Teaching

When I was asked by the Harvard Initiative for Learning and Teaching (HILT), in an interview, which metaphor best described my teaching experience, I likened teaching to a travel itinerary: while you embark on a boat with a strong sense of direction and commitment, you don’t necessarily know the composition of the traveling group, and the dynamics on board will differ with the travelers with whom you’ll share the journey. And yet, what characterizes a communal travel experience is a profound openness to surprises and a constant preparedness for unexpected turbulences along the way that the group will master together. Upon arrival at the final destination, we can find ourselves transformed, perhaps even unsettled and uprooted, by the journey itself, looking back at the place of departure with different eyes. To create excellent travel conditions, to be inclusive of all the fellow travelers, and to invite them to join the journey in the first place has been among the most rewarding experiences for me at Harvard, the very catalyst for my own intellectual trajectory and my growth as a teacher, adviser, and scholar.

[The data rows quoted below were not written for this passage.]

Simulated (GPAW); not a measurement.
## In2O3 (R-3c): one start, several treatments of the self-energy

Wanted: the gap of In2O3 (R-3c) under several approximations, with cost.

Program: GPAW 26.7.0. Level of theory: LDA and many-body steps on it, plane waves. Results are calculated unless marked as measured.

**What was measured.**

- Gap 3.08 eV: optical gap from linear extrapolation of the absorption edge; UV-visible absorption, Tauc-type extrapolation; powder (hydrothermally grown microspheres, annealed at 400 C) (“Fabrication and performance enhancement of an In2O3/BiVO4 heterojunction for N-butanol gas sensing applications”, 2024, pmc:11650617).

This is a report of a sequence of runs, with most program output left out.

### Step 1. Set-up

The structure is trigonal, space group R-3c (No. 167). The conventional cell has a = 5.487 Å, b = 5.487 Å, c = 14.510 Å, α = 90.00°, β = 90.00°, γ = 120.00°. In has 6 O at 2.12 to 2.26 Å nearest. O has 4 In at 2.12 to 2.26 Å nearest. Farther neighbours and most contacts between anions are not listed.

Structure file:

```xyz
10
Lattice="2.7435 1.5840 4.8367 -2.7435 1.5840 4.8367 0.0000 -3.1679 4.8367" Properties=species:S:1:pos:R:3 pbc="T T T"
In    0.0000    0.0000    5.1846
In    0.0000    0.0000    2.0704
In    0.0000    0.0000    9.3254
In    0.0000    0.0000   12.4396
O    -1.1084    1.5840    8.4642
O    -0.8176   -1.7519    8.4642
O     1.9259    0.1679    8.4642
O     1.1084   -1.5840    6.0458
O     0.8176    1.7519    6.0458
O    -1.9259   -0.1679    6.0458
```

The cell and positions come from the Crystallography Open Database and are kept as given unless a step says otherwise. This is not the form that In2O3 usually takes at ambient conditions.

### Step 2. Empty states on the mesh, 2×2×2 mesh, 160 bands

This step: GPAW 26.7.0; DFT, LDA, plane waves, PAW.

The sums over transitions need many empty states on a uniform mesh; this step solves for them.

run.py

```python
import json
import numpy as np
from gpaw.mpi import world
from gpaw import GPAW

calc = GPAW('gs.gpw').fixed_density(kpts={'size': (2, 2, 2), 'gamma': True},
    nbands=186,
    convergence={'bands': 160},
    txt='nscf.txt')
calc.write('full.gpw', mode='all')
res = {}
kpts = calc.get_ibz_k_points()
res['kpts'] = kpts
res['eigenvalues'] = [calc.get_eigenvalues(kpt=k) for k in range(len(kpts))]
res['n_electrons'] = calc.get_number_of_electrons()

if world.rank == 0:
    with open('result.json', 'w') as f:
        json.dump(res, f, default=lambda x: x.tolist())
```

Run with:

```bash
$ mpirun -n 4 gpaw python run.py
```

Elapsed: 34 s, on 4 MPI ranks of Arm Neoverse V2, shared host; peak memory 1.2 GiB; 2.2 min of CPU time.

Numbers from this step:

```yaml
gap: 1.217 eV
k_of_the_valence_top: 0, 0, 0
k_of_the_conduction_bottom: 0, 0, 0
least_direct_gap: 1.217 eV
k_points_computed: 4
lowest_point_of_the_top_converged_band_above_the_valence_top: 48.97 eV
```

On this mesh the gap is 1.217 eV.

Since I joined Harvard in 2013, I have created and taught ten different courses at all undergraduate and graduate student levels, in Comparative Literature and beyond the department. Courses I teach more frequently include "Cartography, Literature, and the Spatial Turn," "Comparing, Connecting, Compos(t)ing," and "World Cinema," although I equally enjoy teaching courses on interdisciplinary topics ranging from “Rhetoric and Translation” to the “Sophomore Tutorial” to “History of Drama,” and from individual tutorials to the direction of doctoral dissertations. I have co-taught General Education courses (HUM10) with colleagues from across Harvard’s humanities departments and developed new teaching methods specifically geared toward students who consider concentrating in comparative literature (CL102). Along the way, the material I have taught has yielded new research projects while, conversely, my research methods have informed my teaching practice. Since joining Harvard, I have advided graduate students in my capacity as job placement officer and served on dissertation and MA theses committees, at Harvard and across the U.S. and abroad.

Prior to coming to Harvard, I taught at Pace University, NY, where I was an assistant professor in the Modern Languages Department and in Film and Screen Studies (2012-2013), and at the University of Florence, Italy, where I held the position of lecturer in the Department of Modern Philology.